Isn't this tantamount to providing trivial classes such as the following?
class Fixed {
float hiddenArr[];
Point pointArray(int position) {
return new Point(hiddenArr[position*2], hiddenArr[position*2+1]);
}
}
Also, it's possible to implement this without making the programmer explicitly state that they'd like it; the JVM is already aware of "value types" (POD types in C++); ones with only other plain-old-data types inside them. I believe HotSpot uses this information during stack elision, no reason it couldn't do it for arrays too?
I have a basic doubt regarding object creation in java.Suppose i have two classes as follows
Class B{
public int value=100;
}
Class A{
public B getB(){
return new B();
}
public void accessValue(){
//accessing the value without storing object B
System.out.println("value is :"+getB().value);
//accessing the value by storing object B in variable b
B b=getB();
System.out.println("value is :"+b.value);
}
}
My question is,does storing the object and accessing the value make any difference in terms of memory or both are same?
They are both equivalent, since you are instantiating B both times. The first way is just a shorter version of the second.
Following piece of code is using an anonymous object. which can't be reused later in code.
//accessing the value without storing object B
System.out.println("value is :"+getB().value);
Below code uses the object by assigning it to a reference.
//accessing the value by storing object B in variable b
B b=getB();
System.out.println("value is :"+b.value);
Memory and performance wise it's NOT much difference except that in later version stack frame has an extra pointer.
It is the same. This way: B b=getB(); just keeps your code more readable. Keep in mind, that object must be stored somewhere in memory anyway.
If you never reuse the B-object after this part, the first option with an anonymous object is probably neater:
the second option would need an additional store/load command (as Hot Licks mentioned) if it isn't optimized by the compiler
possibly first storing the object in a variable creates slight overhead for the garbage collector as opposed to an anonymous object, but that's more of a "look into that" than a definitive statement of me
If you do want to access a B a second time, storing one in its own variable is faster.
EDIT: ah, both points already mentioned above while I was typing.
You will not be able to say the difference without looking at the generated machine code. It could be that the JIT puts the local variable "b" onto the stack. More likely however that the JIT will optimize b away. Depends on the JRE and JIT you are using. In any case, the difference is minor and only significant in extremely special cases.
Actually there is no difference in the second instance you are just giving the new object reference to b.
So code wise you cannot achieve the println if you use version 1, as you dont have any reference as you have in the second case unless you keep creating new object for every method call.
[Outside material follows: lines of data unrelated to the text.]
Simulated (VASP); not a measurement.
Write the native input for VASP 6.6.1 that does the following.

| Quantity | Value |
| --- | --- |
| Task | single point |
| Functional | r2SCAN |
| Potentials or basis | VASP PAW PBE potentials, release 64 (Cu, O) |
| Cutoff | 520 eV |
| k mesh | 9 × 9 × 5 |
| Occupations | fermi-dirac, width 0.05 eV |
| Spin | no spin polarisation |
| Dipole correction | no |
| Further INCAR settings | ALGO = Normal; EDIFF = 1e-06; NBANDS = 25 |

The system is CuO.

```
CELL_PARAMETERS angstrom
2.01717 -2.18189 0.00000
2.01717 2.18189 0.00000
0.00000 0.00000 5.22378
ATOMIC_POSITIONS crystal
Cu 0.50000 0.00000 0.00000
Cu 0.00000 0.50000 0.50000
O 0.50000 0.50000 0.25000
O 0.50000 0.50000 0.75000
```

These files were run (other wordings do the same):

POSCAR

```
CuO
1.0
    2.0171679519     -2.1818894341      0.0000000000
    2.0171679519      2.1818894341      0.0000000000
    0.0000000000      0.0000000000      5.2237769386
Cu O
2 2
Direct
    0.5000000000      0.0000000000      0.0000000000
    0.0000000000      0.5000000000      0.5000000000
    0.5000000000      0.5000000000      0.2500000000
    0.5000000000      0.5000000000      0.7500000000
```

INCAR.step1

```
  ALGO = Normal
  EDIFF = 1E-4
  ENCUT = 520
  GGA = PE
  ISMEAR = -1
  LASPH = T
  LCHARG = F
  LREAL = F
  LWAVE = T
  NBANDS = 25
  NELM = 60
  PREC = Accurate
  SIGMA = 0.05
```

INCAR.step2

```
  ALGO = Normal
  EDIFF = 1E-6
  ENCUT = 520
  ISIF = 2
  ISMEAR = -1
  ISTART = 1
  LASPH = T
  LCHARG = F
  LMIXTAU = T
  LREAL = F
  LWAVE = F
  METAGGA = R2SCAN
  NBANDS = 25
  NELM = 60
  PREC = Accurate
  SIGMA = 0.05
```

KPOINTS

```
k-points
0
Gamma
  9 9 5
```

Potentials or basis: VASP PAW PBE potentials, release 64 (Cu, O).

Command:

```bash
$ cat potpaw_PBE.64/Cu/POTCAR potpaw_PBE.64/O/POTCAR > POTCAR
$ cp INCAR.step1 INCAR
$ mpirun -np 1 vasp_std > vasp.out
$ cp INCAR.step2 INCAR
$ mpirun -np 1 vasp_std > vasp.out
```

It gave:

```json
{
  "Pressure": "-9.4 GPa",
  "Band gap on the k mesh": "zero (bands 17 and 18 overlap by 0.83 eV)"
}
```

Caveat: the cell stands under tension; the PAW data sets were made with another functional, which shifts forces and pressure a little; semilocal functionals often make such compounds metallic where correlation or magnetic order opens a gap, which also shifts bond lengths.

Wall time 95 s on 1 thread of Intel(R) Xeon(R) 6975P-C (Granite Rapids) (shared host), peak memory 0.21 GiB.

In that case the difference, if any, would not be worth mentioning. In the second case an extra bytecode or two would probably be generated, if the compiler didn't optimize them away, but any decent JIT would almost certainly optimize the two cases to the identical machine code.
And, in any event, the cost of an extra store/load would be inconsequential for 99.9% of applications (and swamped in this case by the new operation).
Details: If you look at the bytecodes, in the first case the getB method is called and returns a value on the top of the stack. Then a getfield references value and places that on the top of the stack. Then a StringBuilder append is done to begin building the println parameter list.
In the second case there is an extra astore and aload (pointer store/load) after the getB invocation, and the setup for the StringBuilder is stuck between the two, so that side-effects occur in the order specified in the source. If there were no side-effects to worry about the compiler might have chosen to do the very slightly more efficient dupe and astore sequence. In any case, a decent JIT would recognize that b is never used again and optimize away the store.
When I have a class like this:
class Test {
private int _id = 0 ; // 4 bytes
private int _age = 0 ; // 4 bytes
}
I'm sure that each instance of it will consume more than 8 bytes in memory because of the 2 integers.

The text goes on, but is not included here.